The ongoing sell-off in global interest rates is also starting to pose some headwinds for stock markets. US 10-year Treasury yields flirted with the recent 12-month high of 1.32% overnight, while the yield on 10-year German bunds lifted around 4bps to an 8-month high of -0.34%. Just as the multi-year declines in interest rates were one of the key factors boosting share prices, investors factoring higher future discount rates will reduce some of this support for equities. We’d note though that if yesterday’s FOMC minutes are anything to go by, the outright level of rates is going to remain well below recent averages for years. The Fed reinforced the view that the FOMC will not prematurely reduce policy support given the Fed is still a long way from hitting its labour market and inflation goals.

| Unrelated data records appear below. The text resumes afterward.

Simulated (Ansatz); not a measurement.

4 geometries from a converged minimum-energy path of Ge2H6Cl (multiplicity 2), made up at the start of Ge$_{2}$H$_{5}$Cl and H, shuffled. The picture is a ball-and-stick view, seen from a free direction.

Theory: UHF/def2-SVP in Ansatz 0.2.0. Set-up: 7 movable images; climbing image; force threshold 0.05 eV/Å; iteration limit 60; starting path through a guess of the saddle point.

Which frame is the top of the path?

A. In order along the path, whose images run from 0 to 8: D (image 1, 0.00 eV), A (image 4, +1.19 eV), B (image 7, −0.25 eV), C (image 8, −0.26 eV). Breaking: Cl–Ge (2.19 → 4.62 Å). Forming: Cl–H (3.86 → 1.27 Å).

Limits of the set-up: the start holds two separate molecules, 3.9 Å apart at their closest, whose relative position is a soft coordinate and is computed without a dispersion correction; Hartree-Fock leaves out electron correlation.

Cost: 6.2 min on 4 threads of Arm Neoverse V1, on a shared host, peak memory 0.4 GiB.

In terms of NZ yields, Swap rates are seen as continuing to build on the recent trend higher, driven off ASB Economics’ new forecast for the RBNZ’s OCR to lift in August 2022 (around a year earlier than prior forecasts).
Yesterday’s January Aussie jobs numbers continued the trend of global labour markets mostly heading in the right direction. Employment rose by a solid 29.1k in January following a (upwardly revised) 50k increase in December. The unemployment rate dipped to 6.4% and the underemployment rate moved down to 8.1%. Our CBA colleagues expect the good news to keep coming with solid employment growth forecast over 2021 and the unemployment rate to fall further to 5.7% by the end of 2021.
FX update: The softer USD pulled the NZD/USD back up above 0.7200, having fallen to 0.7160 yesterday. We continue to favour a ‘buy of dips’ approach for NZD/USD based on a view that fundamentals will continue to move in support of the NZD this year skewing the balance of risks toward further appreciation.